Checking convergence of Gaussian integrals

[JD_PM]

Homework Statement

Given


$$Z(\lambda) = \frac{1}{\sqrt{2\pi}} \int_{-\infty}^{\infty} dx \exp\left( -\frac{x^2}{2!}-\frac{\lambda}{4!}x^4\right)$$



a) What is the range of $\lambda$ such that $Z(\lambda)$ converges?



b) Find a compact expression for the series expansion of $Z(\lambda)$ for small $\lambda$ of the form



$$Z_N(\lambda) = \sum_{n=0}^N c_n \lambda^n$$



Is your series convergent? What is the radius of convergence?



c) Find a series expansion for $Z(\lambda)$ for $\lambda >> 1$ of the form



$$\hat Z_N(\lambda) = \sum_{n=0}^N d_n \lambda^{\left(2n+1 \right)/4}$$



Is this series convergent? For what value of $N$ will you obtain a value for $\hat Z_N(0,1)$ which is close to the exact value $Z(0,1)$.

Relevant Equations

N/A

a) First off, I computed the integral

\begin{align*}
Z(\lambda) &= \frac{1}{\sqrt{2\pi}} \int_{-\infty}^{\infty} dx \exp\left( -\frac{x^2}{2!}-\frac{\lambda}{4!}x^4\right) \\
&= \frac{1}{\sqrt{2\pi}} \int_{-\infty}^{\infty} dx \exp\left( -\frac{x^2}{2!}\right) \exp\left( -\frac{\lambda}{4!}x^4\right) \\
&= \frac{1}{\sqrt{2\pi}} \sqrt{2\pi} \left( \frac{(24)^{1/4}}{2(\lambda)^{1/4}} \Gamma\left( \frac 1 4 \right) \right) = \frac{(24)^{1/4}}{2(\lambda)^{1/4}} \Gamma\left( \frac 1 4 \right)
\end{align*}

So I would say that the range of convergence is $\lambda \in (0, +\infty]$, am I right?

For b) and c) I am quite confused. I have been trying to naively apply the series expansion for the exponential i.e.

$$Z(\lambda) = \frac{1}{\sqrt{2\pi}} \int_{-\infty}^{\infty} dx \exp\left( -\frac{x^2}{2!}-\frac{\lambda}{4!}x^4\right) = \frac{1}{\sqrt{2\pi}} \int_{-\infty}^{\infty} dx \sum_{n=0}^{\infty}\left( -\frac{x^2}{2!}-\frac{\lambda}{4!}x^4\right)^n / n! \tag{*}$$

But I do not see how (*) could lead to get b) and c) expressions; could you please give me a hint

Thank you

 

[mitochan]

a) You cannot integral $e^{-x^2}$ term and $e^{-x^4}$ term separately.

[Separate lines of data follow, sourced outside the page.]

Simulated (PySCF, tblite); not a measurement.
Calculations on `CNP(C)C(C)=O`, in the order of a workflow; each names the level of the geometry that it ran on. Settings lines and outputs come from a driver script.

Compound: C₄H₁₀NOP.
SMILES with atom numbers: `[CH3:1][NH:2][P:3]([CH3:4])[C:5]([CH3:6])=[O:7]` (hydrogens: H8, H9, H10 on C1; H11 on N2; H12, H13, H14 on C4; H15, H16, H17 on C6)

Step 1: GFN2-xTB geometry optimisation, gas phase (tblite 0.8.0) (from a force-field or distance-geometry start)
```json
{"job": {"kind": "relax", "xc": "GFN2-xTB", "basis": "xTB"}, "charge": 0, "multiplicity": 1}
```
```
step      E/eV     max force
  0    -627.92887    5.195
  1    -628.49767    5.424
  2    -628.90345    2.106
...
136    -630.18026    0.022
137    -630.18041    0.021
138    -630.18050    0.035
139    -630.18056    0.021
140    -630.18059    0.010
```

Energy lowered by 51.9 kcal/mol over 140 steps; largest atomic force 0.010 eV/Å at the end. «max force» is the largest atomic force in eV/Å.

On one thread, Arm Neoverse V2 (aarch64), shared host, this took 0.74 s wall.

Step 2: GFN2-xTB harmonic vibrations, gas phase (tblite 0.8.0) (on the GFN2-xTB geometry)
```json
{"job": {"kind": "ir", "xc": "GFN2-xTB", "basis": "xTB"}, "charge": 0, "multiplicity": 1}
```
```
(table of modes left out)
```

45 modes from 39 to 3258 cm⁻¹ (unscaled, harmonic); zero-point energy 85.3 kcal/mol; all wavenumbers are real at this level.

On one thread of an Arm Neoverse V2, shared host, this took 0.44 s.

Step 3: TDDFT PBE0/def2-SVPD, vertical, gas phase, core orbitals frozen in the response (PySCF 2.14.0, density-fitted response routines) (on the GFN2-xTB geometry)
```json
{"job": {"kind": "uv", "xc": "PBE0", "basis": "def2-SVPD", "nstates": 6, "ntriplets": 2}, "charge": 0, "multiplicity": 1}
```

b) Try Taylor expansion of Z by $\lambda$. We can get $Z^{(n)}(0)$ easily.

 

[JD_PM]

a) You cannot integral $e^{-x^2}$ term and $e^{-x^4}$ term separately.

I see. How should I approach it then? I have been looking at Gaussian integral formulas; this is the best I could find

None of these fit the given integral though.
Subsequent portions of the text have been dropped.